Frequent changes to tax laws occur primarily for the sake of trying to gradually harmonize our legislation with the EU law. However, the frequency of changes contributes to creation of legal uncertainty for the participants in tax matters, so it is arguably necessary to find a certain balance.
The Law on VAT
One of the major amendments to the Law on VAT concerns the criteria for determining the place of supply of services, and was carried out with the aim of further harmonization with the EU legislation, as well as of the elimination of double taxation or non-taxation of certain services that VAT payers carry out towards foreign entities and vice versa.

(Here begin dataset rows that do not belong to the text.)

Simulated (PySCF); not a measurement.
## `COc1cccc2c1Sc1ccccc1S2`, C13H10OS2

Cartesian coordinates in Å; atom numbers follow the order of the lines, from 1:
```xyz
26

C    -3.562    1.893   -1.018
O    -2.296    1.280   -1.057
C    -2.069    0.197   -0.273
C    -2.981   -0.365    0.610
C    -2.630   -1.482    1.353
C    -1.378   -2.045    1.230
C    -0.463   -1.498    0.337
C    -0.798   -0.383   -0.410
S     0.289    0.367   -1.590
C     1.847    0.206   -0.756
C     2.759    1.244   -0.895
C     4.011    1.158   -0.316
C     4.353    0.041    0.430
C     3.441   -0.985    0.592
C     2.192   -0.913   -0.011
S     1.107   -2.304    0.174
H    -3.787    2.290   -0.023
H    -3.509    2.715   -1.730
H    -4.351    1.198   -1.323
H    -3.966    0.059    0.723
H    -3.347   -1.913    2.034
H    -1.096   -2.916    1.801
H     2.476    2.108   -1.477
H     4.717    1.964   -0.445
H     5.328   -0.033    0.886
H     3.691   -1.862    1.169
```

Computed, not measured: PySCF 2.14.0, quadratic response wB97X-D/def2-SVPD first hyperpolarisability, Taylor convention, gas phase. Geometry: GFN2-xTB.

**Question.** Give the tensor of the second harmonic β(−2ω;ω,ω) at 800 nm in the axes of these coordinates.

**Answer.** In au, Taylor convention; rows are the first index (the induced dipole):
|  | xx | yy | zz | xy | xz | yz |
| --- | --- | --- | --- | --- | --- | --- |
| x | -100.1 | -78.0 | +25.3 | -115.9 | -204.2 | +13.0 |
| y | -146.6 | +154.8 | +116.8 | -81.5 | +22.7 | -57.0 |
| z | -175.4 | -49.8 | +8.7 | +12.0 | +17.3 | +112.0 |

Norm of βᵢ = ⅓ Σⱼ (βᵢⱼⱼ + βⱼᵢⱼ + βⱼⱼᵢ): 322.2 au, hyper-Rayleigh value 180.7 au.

Namely, in accordance with the EU regulations, supply of services is generally taxed according to the place of the recipient of services, if the recipient of services is a taxpayer, or according to the place of service providers if the recipient of the service is not a taxpayer. In Serbia, the earlier rule stipulated that, generally, the supply of services is taxed based on the place of the service provider, regardless of whether the services are provided to taxpayers or subjects that are not taxpayers. Lack of harmonization of these rules with the laws of most European countries has led to situations of double taxation or non-taxation of certain services.
Another important amendment concerns the more specific definition of the notion “permanent establishment.“ The new law stipulates that permanent establishment is defined as an organizational unit of a legal entity which may conduct bussines, in accordance with the law.
This specification has a special significance when it comes to the permanent establishment of foreign entities, through which the foreign entities perform activities in the Republic of Serbia. Permanent establishment of a foreign entity is considered a taxpayer for supply that is carried out through that permanent establishment, while for the supply that a foreign entity does not carry out through the permanent establishment a taxpayer is that foreign entity.
Also, the following changes have been introduced:
1) unless the foreign entity conducts a non-taxable business in the territory of the Republic of Serbia, it does not have to designate a tax representative; the solution in our previous law was related to any supply of goods and services;
2) besides designating a tax representative, a foreign entity also has to register in the VAT system; however, it is noted that, in comparison to the previous law, a much larger volume of cases in which a foreign entity is not obliged to appoint a tax representative, and to register in the VAT system is prescribed;
3) the criterion of RSD 8,000,000 of the total turnover in the preceding 12 months, which is valid for all other taxpayers, does not apply to foreign entities as a condition for the fulfillment of the obligation of determining the VAT representative and registration for VAT; yet, this law does not stipulate a sanction for failure to fulfill this obligation, although the new Law on Tax Procedure introduced the offense applicable in case of failing to perform such actions.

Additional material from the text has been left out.